Talk of the merger, of course, is nothing new: Radcliffe's original charter contained a clause hinting at the eventual absorption of the college by Harvard, and officials of the two schools have informally explored the possibility during the past decade.
But nothing came of these informal contacts. Harvard reportedly insisted that Radcliffe make a greater effort to bolster its shaky financial status, and Radcliffe was not over-eager to dissolve into a division of the larger University.
Now, however, the two highest governing bodies of Radcliffe have publicly committed themselves to pursuing a merger, and--given the current student interest in the topic--backing out would be embarassing, to say the least.
Radcliffe's proposal is sure to be accepted by Harvard. The University has long subsidized its step-daughter, and a formal merger would only wipe out the myriad minor annoyances resulting from the fiction that Radcliffe lives apart from Harvard.
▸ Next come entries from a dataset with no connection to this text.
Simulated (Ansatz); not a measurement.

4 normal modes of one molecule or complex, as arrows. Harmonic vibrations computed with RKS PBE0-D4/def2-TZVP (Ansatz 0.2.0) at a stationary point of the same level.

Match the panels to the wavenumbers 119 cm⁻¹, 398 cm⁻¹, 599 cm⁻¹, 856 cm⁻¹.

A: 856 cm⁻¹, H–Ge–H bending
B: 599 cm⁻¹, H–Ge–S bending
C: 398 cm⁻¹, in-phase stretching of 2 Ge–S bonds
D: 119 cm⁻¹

Yet a million details, the kind which it may take months of negotiation to work out, still remain. A place within the University will have to be found for most of Radcliffe's administrators. The budgetary system of the University may have to be revamped. Admission and scholarship plans for female Harvard undergraduates will have to be devised.
The two administrations will have to make a quick re-appraisal of Radcliffe's current building projects to see how they will fit into University-wide plans.
All these details will take time, and perhaps cause some anguish to the parties involved. But once the two colleges agree on the ultimate goal of merger, the details of the plan will inevitably--if not as speedily as some might wish--fall into place.